Why symmetry transformations change either the state or the operator but not both. Why?

Question

Why is it assumed that the symmetry transformations change either the state $\psi$ or the operator $O$ but not both simultaneously? For example, if you assume $\psi\to T\psi$, you take $O\to O$ and if you assume $\psi\to \psi$, you take $O\to T^{-1}OT$. What is the logic here? This bit is not explained in the textbooks I am using (Griffiths and Shankar).

Answer 1

You have exactly the same situation with time evolution. In Schrödinger picture of quantum mechanics, the state of the system is assumed to evolve according to $$i\hbar{d\over dt}|\psi(t)\rangle=\hat H|\psi(t)\rangle \ \Leftrightarrow\ |\psi(t)\rangle=e^{-i\hat Ht/\hbar}|\psi(0)\rangle$$ while operators $\hat O$ are time-independent. Averages evolve according to $$\langle O(t)\rangle=\langle\psi(t)|\hat O|\psi(t)\rangle =\langle\psi(0)|e^{i\hat Ht/\hbar}\hat Oe^{-i\hat Ht/\hbar}|\psi(0)\rangle$$ You see that you could obtain the same expression of $\langle O(t)\rangle$ by assuming that the state is time-independent, i.e. $|\psi(t)\rangle=|\psi(0)\rangle$, but the operators evolve according to $$\hat O(t)=e^{i\hat Ht/\hbar}\hat Oe^{-i\hat Ht/\hbar} \ \Leftrightarrow\ i\hbar{d\over dt}\hat O(t)=[\hat H,\hat O(t)]$$ We have recovered Heisenberg picture of QM.

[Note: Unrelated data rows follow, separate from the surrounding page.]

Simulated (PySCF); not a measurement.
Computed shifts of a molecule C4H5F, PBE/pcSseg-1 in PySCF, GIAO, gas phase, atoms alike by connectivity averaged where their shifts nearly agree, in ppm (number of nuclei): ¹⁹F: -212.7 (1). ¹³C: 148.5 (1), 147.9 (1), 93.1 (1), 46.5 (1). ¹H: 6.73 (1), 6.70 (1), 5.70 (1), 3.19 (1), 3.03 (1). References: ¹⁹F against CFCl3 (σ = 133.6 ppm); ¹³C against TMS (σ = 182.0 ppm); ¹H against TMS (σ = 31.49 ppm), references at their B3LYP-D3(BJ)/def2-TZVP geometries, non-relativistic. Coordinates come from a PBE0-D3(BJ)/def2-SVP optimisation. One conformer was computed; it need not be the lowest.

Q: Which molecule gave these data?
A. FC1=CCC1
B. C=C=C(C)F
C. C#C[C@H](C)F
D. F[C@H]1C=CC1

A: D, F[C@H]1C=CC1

Time evolution is a special case of a transformation that can be applied to a quantum state. The general case is obtained by replacing $e^{-i\hat Ht/\hbar}$ by $\hat T$. Either you consider that the state is affected by the transformation as $|{\psi'}\rangle=\hat T|\psi\rangle$ and you assume that operators are not or you consider that the state is invariant but then operators should transform as $\hat O'=\hat T^+\hat O\hat T$ in such a way that the expression of averages $$\langle O'\rangle=\langle\psi'|\hat O|\psi'\rangle =\langle\psi|\hat O'|\psi\rangle =\langle\psi|\hat T^+\hat O\hat T|\psi\rangle$$ is recovered. Note that the average $\langle O'\rangle$ after transformation is not equal to $\langle O\rangle$. We just assumed that the two pictures give the same answer.